Tuesday, March 13, 2012

This Charming Man

In the Fall of 2009, we were planning a trip to Disney World for the week surrounding New Year's.  The ad campaign for WDW at the time included a commercial that featured a little girl riding the carousel, wearing full Snow White regalia.  This commercial really started to irk Max:
"Mom, how come they only ever show GIRLS wearing costumes to the Magic Kingdom?  How come boys are never walking around wearing costumes?  It's not right."

I explained to him about the Bibbidi Bobbidi Boutique, and how many of the girls that he has seen at Disney dressed as princesses had taken part in a princess makeover there, although certainly some girls brought their outfits from home.....
"But Mom, what about boys?  How come there's not a prince makeover?  That doesn't seem fair."
(Disney has since opened the Pirates League, where your entire family can get a pirate makeover, er, under, but I have to agree with Max here - where are the princes??  Not every boy is into pirates.....)

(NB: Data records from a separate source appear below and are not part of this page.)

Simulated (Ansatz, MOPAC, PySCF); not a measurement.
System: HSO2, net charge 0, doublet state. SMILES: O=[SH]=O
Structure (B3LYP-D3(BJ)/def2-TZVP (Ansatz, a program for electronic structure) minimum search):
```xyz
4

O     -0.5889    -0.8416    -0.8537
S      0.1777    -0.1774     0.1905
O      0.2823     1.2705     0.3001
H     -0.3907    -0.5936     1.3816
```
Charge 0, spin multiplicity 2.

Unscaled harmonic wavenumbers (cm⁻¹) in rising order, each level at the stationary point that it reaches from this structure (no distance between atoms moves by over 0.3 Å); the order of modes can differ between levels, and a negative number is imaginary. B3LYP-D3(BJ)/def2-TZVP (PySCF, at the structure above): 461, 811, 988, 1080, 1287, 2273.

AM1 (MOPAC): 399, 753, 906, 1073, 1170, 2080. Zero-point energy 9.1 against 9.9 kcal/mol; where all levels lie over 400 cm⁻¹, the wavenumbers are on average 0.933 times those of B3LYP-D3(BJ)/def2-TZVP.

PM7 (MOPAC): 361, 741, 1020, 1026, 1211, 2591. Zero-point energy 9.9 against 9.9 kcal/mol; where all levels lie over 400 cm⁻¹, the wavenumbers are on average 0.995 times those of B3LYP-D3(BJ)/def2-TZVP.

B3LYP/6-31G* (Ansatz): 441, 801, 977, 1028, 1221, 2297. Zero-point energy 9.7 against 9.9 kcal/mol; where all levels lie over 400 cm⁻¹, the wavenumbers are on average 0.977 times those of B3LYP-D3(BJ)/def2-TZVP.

It wasn't long before I got the request for a Prince Charming costume:

In case you are wondering....it is possible to purchase this costume, in adult or toddler sizes.

This was a pretty easy costume to put together.  The biggest challenge was finding the appropriate gold trim, which I was able to purchase without too much difficulty at Joann.com.  I ordered about 2 yards of gold rope, 3 yards of gold braid and a yard of gold upholstery fringe.  I had a small amount of heavy gold satin leftover from a dress I made my sister in 2004 (my pack-rat tendencies are a plus when it comes to assembling costumes, I'm just sayin').

For the pants, I wanted something super comfy and easy to pack, so I splurged and ordered a pair of red sweat pants from Land's End.  I ordinarily do NOT buy new items for costumes, especially if I know I am going to alter the item in such a way that it can't be worn as regular clothing, but I really wanted this costume to be special so I didn't mind this time.  They were drawstring pants, so I ordered a size up so that I could cut the elasticized bottoms off of the pants, and hem them to the appropriate length.   I hot glued strips of gold braid down the outside of each leg,  using two strips per leg, because I was unable to find a braid that was the width I wanted.

I took an old white dress shirt and fit it to Max, leaving it tunic length and cutting off the cuffs and collar.  I made wide cuffs and a belt out of the gold satin, and sewed them to the tunic.  One more scrap of satin was used to cover the now-banded collar, and I added a small piece of Velcro since the collar button was now covered.

I cut open the lengths that I had taken off the pant legs, and cut off the elastic.  This gave me enough fabric to make the tops of the epaulets, to which I sewed the gold upholstery fringe.  Underneath the epaulet on the right shoulder, I attached a long loop of gold braid that ran under the arm, to about the length of the belt.  I ran another piece of gold braid from under the right epaulet to under the left epaulet, and attached both ends with a couple of hand-stitches.  I did wrap the ends of the braid in tape to prevent them from fraying, which made it much easier to handle in terms of getting the ends tacked down.

The last piece was the red sash.  I did not have enough fabric left from the pant legs to make the sash, but I did have some red flannel left over from the boys' band costumes I made for The Music Man the previous summer, which matched closely enough.  I made a long, parallelogram shaped panel, which I attached, once again, under the epaulet on the right shoulder (those epaulets really came in handy for hiding stuff!)  I put Velcro along the bottom edge, and glued the other side of the Velcro to the tunic, just above the belt on the left side.  It was necessary to make the sash at least partially removable so that he could get in and out of the costume easily.

We put the whole thing together with some white gloves and black dress shoes, and Max could not have been more thrilled.  Neither could I; this was one costume that came out exactly as I planned, and looked even better than I hoped.

1 comment:

  1. I had thought you bought this one. Silly me, should have known better, no mass produced costume could be so perfect for that little guy! That is one of my favorite Max pics, by the way.